Please enlighten us as to how your PC will know what files are related to what projects? Or ideas or concepts? How will you ever find anything if you just dump it to some random location on your hard drive without attaching some kind of metadata?
The bits on your hard drive are arranged in a random pattern. Your data are scattered across the surface of the platters with billions upon billions of other bits that are used for all sorts of purposes. The GUI that presents a single object, a file, is providing a representation of a subset of all those scattered bits. It has already searched for all the components of the file and presented them to you. It has already associated a fair amount of system generated metadata with the file - creation date, last update, size, name, extension, type, etc. With any luck, there is also a bit of application-specific data embedded in the file. Finally, a method of user-specified meta data - where in the directory hierarchy the file should be placed - has been generated and stored by the OS as a result of your interaction with the GUI.
So as you can see, the simple presentation of a file in a GUI already is the result of a large amount of work by the OS to collate the bits of the file and present some related metadata to you.

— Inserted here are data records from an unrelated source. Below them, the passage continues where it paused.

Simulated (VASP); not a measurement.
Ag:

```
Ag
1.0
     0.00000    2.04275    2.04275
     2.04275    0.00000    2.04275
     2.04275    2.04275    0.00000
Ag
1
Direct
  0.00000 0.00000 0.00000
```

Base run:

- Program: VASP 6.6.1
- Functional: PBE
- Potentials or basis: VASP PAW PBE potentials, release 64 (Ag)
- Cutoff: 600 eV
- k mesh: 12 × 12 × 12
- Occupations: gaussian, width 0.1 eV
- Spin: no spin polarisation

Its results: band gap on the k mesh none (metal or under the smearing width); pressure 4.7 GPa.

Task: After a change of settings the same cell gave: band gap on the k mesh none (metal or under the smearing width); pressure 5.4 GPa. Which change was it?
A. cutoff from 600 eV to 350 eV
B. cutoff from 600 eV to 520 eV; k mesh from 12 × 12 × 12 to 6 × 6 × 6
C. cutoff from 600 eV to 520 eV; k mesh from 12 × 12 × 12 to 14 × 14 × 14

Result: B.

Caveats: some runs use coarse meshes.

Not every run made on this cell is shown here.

Creating a directory structure and placing a file in it is one way of associating metadata with a file so that you can find it again. It is simple, has a logical graphical equivalent (luckily!) and has been used for 30 years or so by UNIX and most people using PC operating systems. Other computer file systems were much more suited to the computer but harder for humans. Methods for storing and retrieving files have been mulled over for decades but no one has yet topped the simple, elegant, hierarchical directory structure or its GUI equivalent. I can even do cross-references to files in other directories using an alias (or shortcut for Windows users).
The only way Microsoft's approach will work is if you fill out extensive metadata for each and every file that you place on your system. And you will have to be meticulous about it - if you use someone else's Word document as a template, you had better at least check, and probably replace, all the metadata, otherwise your document may well be filed by the system according to someone else's metadata.
I can't see that Microsoft will be any more successful than those searched for the elusive next-best-GUI. The 2D folder/file metaphor popularised by Apple has withstood a number of challengers over the years, none has toppled it from king of the GUIs.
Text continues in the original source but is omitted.